Darwinian Web
Adam Green's thoughts on the evolution of the Internet

Posts tagged as: microcontent

Exploring the tacit knowledge between RSS and the Semantic Web

Posted on Friday, April 14, 2006 at 8:48 AM (permalink)

I started reading about the Semantic Web again last week, and my immediate reaction was the same as the first time I tried a few months ago. This is such a perfectly specified, intellectually rigorous collection of standards and practices that it seems almost impossible to find an entry point. If it is so hard to get started, then how does anyone work with it? The answer is that the people who understand it now are the same people who helped to build it. Each of the many sub-standards and protocols were introduced in reaction to a specific problem discovered during the creation of some other portion of this edifice. An analogy is trying to understand how an immense cathedral could possibly have been built by walking around the finished building. Once the scaffolding and the masses of workers are long gone, it seems like every part fits seamlessly into every other, and the thousands of decisions that were made during its construction are erased.

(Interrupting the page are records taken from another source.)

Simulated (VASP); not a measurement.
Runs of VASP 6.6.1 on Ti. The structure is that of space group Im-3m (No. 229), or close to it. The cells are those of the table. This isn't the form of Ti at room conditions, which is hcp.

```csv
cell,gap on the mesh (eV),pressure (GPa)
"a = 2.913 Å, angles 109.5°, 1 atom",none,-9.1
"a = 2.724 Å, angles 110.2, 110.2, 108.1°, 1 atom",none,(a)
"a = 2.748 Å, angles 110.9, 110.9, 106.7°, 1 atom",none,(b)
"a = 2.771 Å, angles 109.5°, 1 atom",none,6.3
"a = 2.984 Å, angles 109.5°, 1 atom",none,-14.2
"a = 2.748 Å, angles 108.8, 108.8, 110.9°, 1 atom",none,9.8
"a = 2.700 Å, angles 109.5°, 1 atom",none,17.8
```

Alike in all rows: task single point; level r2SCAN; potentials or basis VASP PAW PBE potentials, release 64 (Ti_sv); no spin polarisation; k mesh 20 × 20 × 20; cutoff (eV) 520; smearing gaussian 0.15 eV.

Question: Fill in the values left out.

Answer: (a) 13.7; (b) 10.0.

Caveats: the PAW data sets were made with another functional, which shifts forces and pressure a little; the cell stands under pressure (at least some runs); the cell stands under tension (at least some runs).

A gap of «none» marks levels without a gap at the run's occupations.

I decided to pull back a step and look at the areas of namespaces in RSS and the many competing standards for structured microcontent on the Web. This is much messier and clearly a work in progress, but once again as with the Semantic Web, the same individuals keep popping up in these many projects. The problem with the social nature of the construction of microformats, structured blogging, RSS, Atom, etc., is the unspoken, or at least underdocumented, aspects of the decision process. Why are there two competing sets of blog microcontent formats? Why are there apparently dozens of overlapping collections of RSS namespaces? The answers are lost in the maze of blog posts and standards announcements made over the last few years. Why isn't everyone involved with this area terminally confused? Because they lived through the process and understand the political, social, commercial aspects of each of these multiple body collisions.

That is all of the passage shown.